I once had a bug that only appeared for users in Australia. AppSignal showed me the request headers included a strange timezone offset. A daylight saving edge case. Without that context, I would have spent days reproducing it.
AppSignal also sends alerts when error rates spike. You can set thresholds per endpoint. When your payment gateway starts failing, you get a Slack message before your customers complain.
The performance traces work like Scout’s, but AppSignal adds host-level metrics: CPU, memory, disk I/O. You can correlate a slow endpoint with a memory spike. That helped me identify a Ruby garbage collection issue that was slowing down a specific controller.
Lograge – Stop drowning in log noise
Default Rails logs are verbose. Each request prints every SQL query, every partial render, every filter. In development that’s fine. In production, you’re paying for log storage and you’re searching for a needle in a haystack.
I spent hours grepping through gigabytes of logs. Then I added Lograge.
# Gemfile
gem 'lograge'
# config/initializers/lograge.rb
Rails.application.configure do
config.lograge.enabled = true
config.lograge.formatter = Lograge::Formatters::Json.new
config.lograge.custom_options = lambda do |event|
{ params: event.payload[:params].except('controller', 'action') }
end
end
After this, every HTTP request becomes one JSON line. It includes method, path, status, duration, and any custom data you add. No more multi-line logs.
I pipe these logs to Elasticsearch via Filebeat or Fluentd. Then I can search for all requests that took longer than 5 seconds, or all 500 errors from a specific IP. Lograge makes log aggregation tools useful.
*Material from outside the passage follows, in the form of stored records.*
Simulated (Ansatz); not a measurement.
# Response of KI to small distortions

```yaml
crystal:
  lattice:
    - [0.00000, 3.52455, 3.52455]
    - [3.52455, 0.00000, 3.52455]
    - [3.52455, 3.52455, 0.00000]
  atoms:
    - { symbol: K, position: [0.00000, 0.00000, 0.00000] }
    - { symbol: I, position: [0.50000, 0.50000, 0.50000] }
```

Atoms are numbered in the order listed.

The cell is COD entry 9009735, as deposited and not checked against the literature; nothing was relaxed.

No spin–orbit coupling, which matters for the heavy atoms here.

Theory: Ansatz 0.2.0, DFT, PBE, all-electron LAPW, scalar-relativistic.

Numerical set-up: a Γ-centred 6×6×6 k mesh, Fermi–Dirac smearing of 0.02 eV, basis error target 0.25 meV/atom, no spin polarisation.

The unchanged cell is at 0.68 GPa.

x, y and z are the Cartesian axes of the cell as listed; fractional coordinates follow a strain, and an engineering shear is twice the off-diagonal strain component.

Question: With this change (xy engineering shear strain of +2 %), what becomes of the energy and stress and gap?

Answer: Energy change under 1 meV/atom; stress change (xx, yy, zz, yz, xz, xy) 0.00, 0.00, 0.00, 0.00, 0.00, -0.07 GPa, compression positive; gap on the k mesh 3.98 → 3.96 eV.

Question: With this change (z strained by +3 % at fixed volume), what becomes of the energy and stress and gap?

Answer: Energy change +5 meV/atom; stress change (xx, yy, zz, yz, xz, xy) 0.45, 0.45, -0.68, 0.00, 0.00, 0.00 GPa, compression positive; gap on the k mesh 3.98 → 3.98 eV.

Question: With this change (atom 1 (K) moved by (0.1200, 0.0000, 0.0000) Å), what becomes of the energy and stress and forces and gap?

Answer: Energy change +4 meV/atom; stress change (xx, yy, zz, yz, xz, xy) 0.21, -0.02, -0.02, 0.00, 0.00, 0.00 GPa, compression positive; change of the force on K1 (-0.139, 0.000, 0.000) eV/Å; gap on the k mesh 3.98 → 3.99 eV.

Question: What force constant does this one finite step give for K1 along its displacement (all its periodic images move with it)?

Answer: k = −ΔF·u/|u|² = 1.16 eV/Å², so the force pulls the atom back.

One tip: add controller and action to the custom_options if you want to group by endpoint. I also add the current user ID for debugging support tickets.
Yabeda – Your own custom metrics
I needed to track business metrics that standard tools don’t cover. How many signups per minute? How many orders failed because of stock? How long does it take from checkout to payment confirmation? Those questions are not answered by request duration.
Yabeda gives me a DSL to define and emit custom metrics.
# Gemfile
gem 'yabeda'
gem 'yabeda-prometheus'
# config/initializers/yabeda.rb
Yabeda.configure do
counter :signups_total, comment: "Total number of user signups"
gauge :cache_miss_latency, comment: "Time in ms for cache misses"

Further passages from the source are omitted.